Middle East Conflict Set to Delay Renewable Projects by Up to Twelve Months
Middle East war may delay renewable projects 3‑12 months; UAE solar imports down 608 MW; regional module capacity to hit 35.8 GW by 2030.

TL;DR
The Middle East conflict is projected to delay renewable‑energy projects by three to twelve months, while UAE solar‑panel imports fell 608 MW from 767 MW to 160 MW. At the same time, the region’s solar‑module manufacturing capacity is expected to expand sevenfold, from 4.7 GW in 2025 to 35.8 GW by 2030.

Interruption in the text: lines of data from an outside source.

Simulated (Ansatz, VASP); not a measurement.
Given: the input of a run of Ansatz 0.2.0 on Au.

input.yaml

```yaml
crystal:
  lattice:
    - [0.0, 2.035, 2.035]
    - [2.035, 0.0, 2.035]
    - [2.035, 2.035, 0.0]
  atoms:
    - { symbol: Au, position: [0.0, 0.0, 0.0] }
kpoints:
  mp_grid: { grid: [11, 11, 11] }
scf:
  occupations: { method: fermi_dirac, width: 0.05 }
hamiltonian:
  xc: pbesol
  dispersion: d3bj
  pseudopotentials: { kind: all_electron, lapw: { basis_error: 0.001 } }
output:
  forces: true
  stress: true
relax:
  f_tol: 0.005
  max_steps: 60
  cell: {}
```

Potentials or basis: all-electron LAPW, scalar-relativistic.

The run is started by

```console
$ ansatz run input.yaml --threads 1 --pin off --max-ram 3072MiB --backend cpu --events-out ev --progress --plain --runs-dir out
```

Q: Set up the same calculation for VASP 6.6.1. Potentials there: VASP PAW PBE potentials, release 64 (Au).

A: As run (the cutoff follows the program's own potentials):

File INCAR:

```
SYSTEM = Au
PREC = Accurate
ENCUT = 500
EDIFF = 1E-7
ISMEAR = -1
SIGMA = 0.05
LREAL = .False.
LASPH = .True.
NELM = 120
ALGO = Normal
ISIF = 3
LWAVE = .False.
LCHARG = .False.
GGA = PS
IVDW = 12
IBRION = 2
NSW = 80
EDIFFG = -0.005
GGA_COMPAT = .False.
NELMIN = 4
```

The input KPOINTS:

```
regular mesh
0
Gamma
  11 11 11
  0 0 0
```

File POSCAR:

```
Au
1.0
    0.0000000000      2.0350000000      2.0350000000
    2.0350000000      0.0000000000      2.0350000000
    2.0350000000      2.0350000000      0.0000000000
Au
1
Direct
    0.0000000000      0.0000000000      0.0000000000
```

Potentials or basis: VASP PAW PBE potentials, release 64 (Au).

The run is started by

War in the Gulf has disrupted shipping lanes, raised freight costs and diverted capital away from clean‑energy builds. Developers face higher financing premiums and contract renegotiations as force‑majeure clauses are tested.
Despite these headwinds, oil‑exporting states see a stronger incentive to replace domestic fossil‑fuel generation with solar, freeing more hydrocarbons for export at elevated prices. Financing costs have risen as insurers layer war risk premiums onto project loans, further pressuring developers to revisit bid prices.
Analysts estimate the war will push back the active renewable pipeline by a net delay of three to twelve months across the Middle East. UAE solar‑PV imports collapsed from 767 MW to just 160 MW, a drop of 608 MW in a single month. Meanwhile, regional solar‑module manufacturing capacity is forecast to rise from 4.7 GW in 2025 to 35.8 GW by 2030, representing a sevenfold increase over five years.
The short‑term slowdown stems from logistical bottlenecks and risk premiums, not a shift in policy ambition. Countries such as Saudi Arabia, the UAE, Oman and Türkiye are still poised for a medium‑term acceleration once routes stabilize and local manufacturing scales up. In contrast, markets that remain heavily dependent on Hormuz‑linked supplies—Qatar, Kuwait, Iraq, Bahrain and Jordan—may experience longer recoveries tied to the speed of maritime normalization. Investors should monitor whether the anticipated manufacturing expansion can offset import losses and keep project costs within the tight auction margins that have driven record‑low bids.
Watch for any reopening of the Strait of Hormuz, progress on new solar‑module factories in the Gulf, and policy signals that tie renewable deployment to hydrocarbon export revenues.